A PORT man has been cleared of issuing a death threat after a trial heard that the alleged victim is charged with stalking his partner.

Andrew McLean, 34, was accused of pulling up beside Lawrence Lyons, 51, in a car and stating: "I'll kill you after the court case."

But Mr McLean said that he'd merely told Mr Lyons that he would see him in court after the other man made an 'evil' jibe at him.

Greenock Sheriff Court heard that Mr Lyons had shouted over that he'd had sex with Mr McLean's partner.

Mr Lyons was sitting outside a close at his flat on Robert Street drinking cider when a mid-morning confrontation occurred on April 29.

He told the court: "Mr McLean pulled up in a car and said he was going to kill me after the court case.

"He sounded angry. I wasn't really bothered. I thought, I'm up against his girlfriend, so that was that."

Mr Lyons is facing a trial next week.

Defence lawyer Aidan Gallagher put it to him: "You are being prosecuted on what is commonly known as a stalking charge."

Mr Lyons replied: "Allegedly, yes."

Mr Gallagher asked him if it were not the case that he'd initiated a confrontation by shouting that he'd been intimate with the woman.

Mr Lyons replied abruptly: "Nope."

He told the court that he'd been in a 'relationship' with the female, at which point she became upset in the public gallery and rushed outside.

Lyons' friend of 20 years, William Smith, 52, said that Mr McLean had 'hung out' the driver's side window and shouted the death threat.

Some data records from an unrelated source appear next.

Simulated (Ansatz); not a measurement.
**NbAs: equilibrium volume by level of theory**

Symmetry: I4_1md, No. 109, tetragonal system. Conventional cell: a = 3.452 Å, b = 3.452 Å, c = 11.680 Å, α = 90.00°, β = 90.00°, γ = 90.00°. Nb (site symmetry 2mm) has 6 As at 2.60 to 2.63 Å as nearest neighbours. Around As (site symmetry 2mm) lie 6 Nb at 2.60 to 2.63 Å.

Mr McLean, of Wilson Street, told the court that he stopped the car because Lyons had made a 'hurtful, evil remark'.

He said: "I stopped and said, 'I'll see you in court, and I drove off, and that's all."

Asked by fiscal depute Joanne Gilmour why he stopped at all, Mr McLean said: "Anyone would be upset."

Sheriff Andrew McIntyre said that he had 'doubts' concerning some of the evidence in the case.